Right down to the name "Secret Avengers," this series is a little bit hinky. In effect, the winding collection of books was part of Marvel realizing that comic-buying customers tended to buy more of them when you put Avengers on the title. Books like Heroes for Hire, and The Illuminati became The Mighty Avengers, and The New Avengers. Agents of S.H.I.E.L.D., meanwhile, became The Secret Avengers.
If you needed any more indication that the series was less about superheroes, and more about spies (besides the word "secret" in the title) you need look no further than the credits. The series' first volume was penned by Ed Brubaker. Before The Secret Avengers Brubaker wrote a seminal, and espionage-laden run on Captain America that introduced us to the Winter Soldier, and launched a trilogy of pretty solid Marvel movies.
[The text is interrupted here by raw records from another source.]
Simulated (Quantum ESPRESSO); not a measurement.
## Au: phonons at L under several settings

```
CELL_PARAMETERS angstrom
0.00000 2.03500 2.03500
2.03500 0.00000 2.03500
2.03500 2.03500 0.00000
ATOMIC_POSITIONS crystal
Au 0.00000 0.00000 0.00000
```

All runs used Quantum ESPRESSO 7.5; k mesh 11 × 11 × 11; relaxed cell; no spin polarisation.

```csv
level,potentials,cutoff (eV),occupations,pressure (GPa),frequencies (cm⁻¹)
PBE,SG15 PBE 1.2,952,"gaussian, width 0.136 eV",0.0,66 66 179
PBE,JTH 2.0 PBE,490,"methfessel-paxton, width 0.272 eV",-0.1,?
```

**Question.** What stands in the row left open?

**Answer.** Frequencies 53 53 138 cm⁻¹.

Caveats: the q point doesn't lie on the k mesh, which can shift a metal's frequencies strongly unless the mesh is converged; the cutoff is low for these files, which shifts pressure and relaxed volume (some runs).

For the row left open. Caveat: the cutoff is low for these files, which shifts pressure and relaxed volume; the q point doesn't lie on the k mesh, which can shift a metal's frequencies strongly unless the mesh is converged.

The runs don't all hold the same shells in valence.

Although he didn't stick around to lend his particular blend of subterfuge, and superheroics for more than 12 issues. It was then passed on to writer Nick Spencer, who was replaced by resident Marvel snark-lover Warren Ellis, who passed the mantle on to blood-and-guts fan Rick Remember, before finally he gave way to Spencer again. Oh, and then a new guy called Ales Kot took over before the series was cancelled 15 issues later. It's just the kind of story that inspires you to become a contracted writer with unstable pay, and no ownership of your creations, isn't it?
With that many chefs in the kitchen it's no wonder that The Secret Avengers doesn't really have its own core identity. Were these characters -- led by S.H.I.E.L.D. bigwigs Maria Hill, Nick Fury, Jr., and Phil Coulson -- vigilantes, or agents of a vast and shadowy government organization? Were they fun-lovin' knuckleheads like then Ant-Man Eric O'Grady, or cold-hearted killers like Moon Knight?
That was sort of the premise of the series. At least until Kot took command. That's when the series about moral dilemmas, friction between wacky and lethal characters, and a robot uprising got weird.
That's when M.O.D.O.K. -- a floating, talking coffee mug with a face whose name literally means "mental organism designed only for killing" -- became a superhero.
Kot took the comparatively serious series, and made it into a comedy. One with suicidal, sentient bombs, a hero-killing robot impregnated with Cthulhu, and guns made out of fungus.
While the change in tone irked some, especially after the series was launched by recognizable names like Brubaker, and Ellis, the results were just fine. The story kicks into gear when M.O.D.O.K. falls in love with S.H.I.E.L.D director Maria Hill (maybe it's because they're both into acronyms?), and catalyzes a rollicking blend of super-science, and insanity.
Scott Summer is no angel, but he used to be a boy scout. More specifically, he used to be boring -- the goody-two-shoes foil to Wolverine's more exciting stabby-times. There's a reason one of them has three of his own movies, even though the first one was the worst thing since pretty much any Fantastic Four project committed to film, and the other one is Cyclops.
Making that guy the three-quarters-of-a-face-and-ruby-quartz-glasses of Marvel's "mutant revolution" seems almost laughable. But that's exactly what happened under the guiding hands of writers Jason Aaron, Brian Michael Bendis, and Kieron Gillen.
Grant Morrison helped a bit, too, by revealing that Scott is way into kink. The series New X-Men finally allowed Cyclops to unwind by sexually, and psychically submitting to Emma Frost. The one-time villain, and all-time fan of lace saw something in Scott, and managed to bring it out. Gillen continued that confident streak by making Cyclops the leader of the "Extinction Team."
If that doesn't sound like a pessimistic job opening, then you've been watching cable news too long. Recognizing that threats to the continued survival of mutankind as a species might require a harder touch, Cyclops continued his road toward the dark side by recruiting fellows like the aforementioned Emma, Namor, Magik, and freaking Magneto.
It wasn't an extinction-level event that finally changed Cyclops into a cold pragmatist, however. It was open war with The Avengers, and an ironically softer set of X-Men led by Wolverine that finally got Summers's goat. The stress of trying to make the world a better place for mutants, fighting his friends, and trying to wrangle the fiery bird monster that killed his ex-girlfriend -- the Phoenix Force -- pushed Scott to murder his mentor, Professor Xavier.
All of this, and a looming murder trial, pushed the once white bread hero into hiding. Although he didn't stop there. He donned a newer, more appropriately dark and form-fitting suit. That's how we all knew he finally meant business. Well, that and his forming a team of new X-Men designed to proactively, and, if necessary, violently fighting back against oppression. Despite taking decades to fulfill, this remains some of the best, and most interesting character development in a Marvel hero... Ever, basically. And it all started with a guy played by an actor who got his start on Saved by the Bell: The New Class.